Investor sentiment, a powerful driver of financial markets, often toggles between the twin poles of greed and fear. During the bull market of 1995 to 2000, for example, when U.S. equity prices returned more than 20 percent per year, the standard question from investors was, “How much can I make?”

Times have changed and so did investor concerns. The S&P 500 fell 42 percent from January 2000 through the first quarter of 2003. As markets endured their “perfect storm” of economic uncertainty and negative corporate announcements, “How much can I lose?” became the more common investor query. Fear, or its cousin, risk, has taken center stage.

Yet despite the current market, investors generally share the view that over the long term, a diversified portfolio of stocks will provide a return superior to cash or bonds. Thus, the dilemma for investors is how to achieve equity-like returns in a more predictable, less risky manner. Simply stated, how can they invest for the long term while keeping the short term clearly in view?

Predictably, financial-services firms are eager to answer this question. They spend considerable effort researching investor sentiment and creating products to meet identified preferences. In the past decade, Wall Street has generated a wide spectrum of investments designed to resonate with investor psychology — in the process, patenting an astounding array of acronyms, such as LYONs, MMAPs, PERCs and KIKOs.

So, in this golden age of financial engineering, what if Wall Street could create a product that addressed both greed and fear? What if it were able to combine the return potential of equities with insurance against loss? That would be a terrific idea. And in fact, such a product exists: It's commonly known as an equity-linked note or a principal-protected investment. Not surprisingly, these products have recently become very popular with investors.


Before rushing to purchase, remember there is no free lunch. These wonderful-sounding products often contain hidden complexities that can cause surprises for investors. The following analysis of a recent offering provides a case in point.

A few firms have introduced an equity-linked note with a minimum return plus a simple formula for equity-market participation. An initial $1,000 grows to at least $1,100 in five years (with a minimum return of 2 percent) or to a return calculated by adding the monthly returns of the S&P 500 during the investment's lifetime. The investor receives the higher of the two. If the S&P 500 is up 1 percent each month for 60 months (five years), the return is 60 percent: a final value of $1,600. The only slight adjustment is that monthly returns are capped at a maximum of 3 percent. Seems like a good investment, right?

Well, yes and no. This kind of investment has a path-dependent structure. In simple English, this means what matters isn't just where it goes but also how it gets there.

Here's how it works: If, for example, the S&P gradually goes up 1 percent each month, the return is 60 percent. In reality, though, the stock market usually follows a much bumpier path. What if the market rallied 12 percent each January and did nothing for the rest of the year? The 3 percent cap would change the return in this case to 3 percent each January, for a five-year total of 15 percent. The S&P still ends at the same level, but now the equity-linked note returns 15 percent — a big difference from 60 percent.

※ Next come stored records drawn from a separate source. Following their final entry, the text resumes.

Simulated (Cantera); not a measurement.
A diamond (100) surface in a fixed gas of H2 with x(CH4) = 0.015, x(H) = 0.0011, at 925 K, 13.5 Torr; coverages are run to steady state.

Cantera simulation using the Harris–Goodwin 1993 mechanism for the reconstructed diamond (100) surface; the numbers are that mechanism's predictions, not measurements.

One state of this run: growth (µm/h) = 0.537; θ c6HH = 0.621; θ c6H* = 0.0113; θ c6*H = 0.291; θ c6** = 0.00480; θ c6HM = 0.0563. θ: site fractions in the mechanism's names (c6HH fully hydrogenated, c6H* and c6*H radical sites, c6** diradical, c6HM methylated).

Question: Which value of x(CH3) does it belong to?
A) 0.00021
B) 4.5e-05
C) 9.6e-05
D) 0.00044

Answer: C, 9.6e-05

Essentially, this investment is a bet against market volatility. The bumpier the ride, the less likely an investor will receive a return above the minimum 2 percent. To be fair, we should analyze the investment against current market conditions. We can do this with a statistical metric known as standard deviation, which effectively describes how returns vary from their average over time. (See “Historic Stock Market Volatility,” this page.) After determining the pattern of market volatility, we use statistical-modeling techniques to analyze the probability of achieving returns above the minimum, using different assumptions for volatility. (See “What Are the Odds?,” page 71.) Finally, we arrive at the cumulative probability of earning a return.

As the worst case is a simple return of 2 percent, providing $1,100 at maturity, we see a vertical line at 2 percent (technically 1.92 percent annualized) up to the point at which there's a probability of earning a higher return. Thus, if the market has annual volatility of 10 percent, there is roughly a 34 percent chance of earning the minimum and a 66 percent chance of earning more. As market volatility rises, this likelihood declines. If we continue at the current volatility level of roughly 20 percent, the chance of earning the minimum return is roughly 95 percent.

Unless the market becomes less volatile than it has been recently, there's only a 5 percent statistical probability of earning more than the minimum 2 percent return. That's not so hot.

While statistical projections are useful for illustrative purposes, it may be even more helpful to conduct a test using real returns to demonstrate how this investment would have performed historically. (See “Historic Return,” this page.) What do we find? As expected, such an investment produced attractive returns during periods when the stock market had calm moves upward, but performed less well in other environments. The mid-1990s was the most attractive period to own such an investment. The past few years have not been as favorable.


People usually describe assets in terms of their long-term expected returns. But these returns are usually generated unevenly, not in a smooth annual progression. (See, “Monthly Stock Returns,” this page.) In fact, it's very common for the stock market to have moves of 3 percent up or down in any given month.

It's true that structured products have served investors well over time. They provide access to a range of assets, creative risk/reward patterns and efficient tax structures. But the financial engineering behind these products is often complex, and that can affect final returns in unexpected ways.

For investors, understanding the factors that influence returns is critical. The performance of the equity-linked note we've analyzed, for example, will be largely determined by market volatility in the next five years. If markets calm down and move quietly higher, the note might prove a prescient investment. But in a path-dependent structure, it's not just where you're going that matters.